We turn now to the errors assigned in the charge. The defendant complains of the court's refusal to charge the jury, in substance, that in addition to proof of the corpus delicti the state was required to prove the criminal connection of the defendant with the burning and that proof of the burning alone was not sufficient because, in the absence of anything further, the law would presume an accidental or other "providential" cause. Our examination of the charge discloses that the court adequately and properly described the crime of arson to the jury and then told the jury that "one of the necessary elements to constitute the crimes with which the accused is charged is that, as to each count, he set the fire or burned the building wilfully and maliciously." The charge adequately covered the subject matters of the requests. Error is assigned in one other paragraph of the charge. There was no request to charge on the subject matter involved, and no exception was taken following the charge. Consequently, we do not consider the assignment. Practice Book 249.

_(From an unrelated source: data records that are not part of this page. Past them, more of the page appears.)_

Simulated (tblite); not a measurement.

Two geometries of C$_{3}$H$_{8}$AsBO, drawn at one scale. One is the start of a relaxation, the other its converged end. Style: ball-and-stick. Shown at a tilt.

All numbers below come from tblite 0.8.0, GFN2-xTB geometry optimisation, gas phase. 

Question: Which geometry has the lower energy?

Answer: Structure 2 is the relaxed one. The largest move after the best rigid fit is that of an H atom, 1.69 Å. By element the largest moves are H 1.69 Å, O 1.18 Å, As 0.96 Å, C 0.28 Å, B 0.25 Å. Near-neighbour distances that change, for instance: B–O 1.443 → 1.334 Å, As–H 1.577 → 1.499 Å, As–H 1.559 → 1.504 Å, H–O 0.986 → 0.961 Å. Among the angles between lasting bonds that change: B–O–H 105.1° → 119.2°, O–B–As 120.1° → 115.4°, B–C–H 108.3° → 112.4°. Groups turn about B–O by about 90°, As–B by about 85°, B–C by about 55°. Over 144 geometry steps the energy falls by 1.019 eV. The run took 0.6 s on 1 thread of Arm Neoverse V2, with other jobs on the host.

There remains for consideration the claim that the evidence was not sufficient to support the verdicts upon which judgment was rendered. Such a claim is normally reviewed on the evidence printed in the appendices to the briefs and such exhibits as are made a part of the record. State v. Hassett, 155 Conn. 225, 232, 230 A.2d 553; State v. Stallings, 154 Conn. 272, 283, 224 A.2d 718; State v. Mallette, 153 Conn. 584, 585, 219 A.2d 447. The appendices to the briefs which the parties have filed, however, have cast a wholly unnecessary burden on this court. The appendix filed by the state is a sketchy narrative chiefly pertinent only to the attacks made on the finding. The appendix filed by the defendant consists of 274 pages of testimony and colloquy. Neither one complies with the rules. Practice Book 720, 721; Maltbie, Conn. App. Proc. 331. We have therefore found it necessary to review the typewritten transcript in order to determine whether the state sustained its burden of proving the defendant guilty beyond a reasonable doubt on the counts in issue. State v. Bill, 146 Conn. 693, 694, 155 A.2d 752. The action of the court, which saw and heard the witnesses, is entitled to weighty consideration on this phase of the case. Sitnik v. National Propane Corporation, 151 Conn. 62, 65, 193 A.2d 503. The counts on which the court sustained the verdict were counts one, two, four, six, eleven and twelve. In order to support the verdicts on these counts, the evidence was required to be such that the jury could conclude beyond a reasonable doubt that each fire was incendiary in origin and that the defendant set it wilfully and maliciously. State v. Guastamachio, 137 Conn. 179, 181, 75 A.2d 429; State v. Jordan, 136 Conn. 201, 204, 69 A.2d 834; State v. Frost, 105 Conn. 326, 335, 135 A. 446; State v. Pisano, 107 Conn. 630, 632, 141 A. 660; Commonwealth v. Nasuti, 385 Pa. 436, 441, 444, 123 A.2d 435. There was evidence from which the jury could have found the following:
Counts one and two involved the burning, at about 9 p.m. on May 23, 1963, of two adjoining unoccupied cottages. Photographs taken of the burned properties graphically demonstrated that the fires started on the exterior of the buildings, and the testimony was that they were caused in each instance by igniting kerosene soaked automobile tires. The remains of burned tires were found at one cottage which was severely damaged. Tires which had been ignited but not consumed were removed from the other before the porch of the building had more than started to burn. The tires were wet with kerosene. The defendant was among the large number of persons who watched the fires burn. The tires which were found there were of a size used on two vehicles owned by the defendant.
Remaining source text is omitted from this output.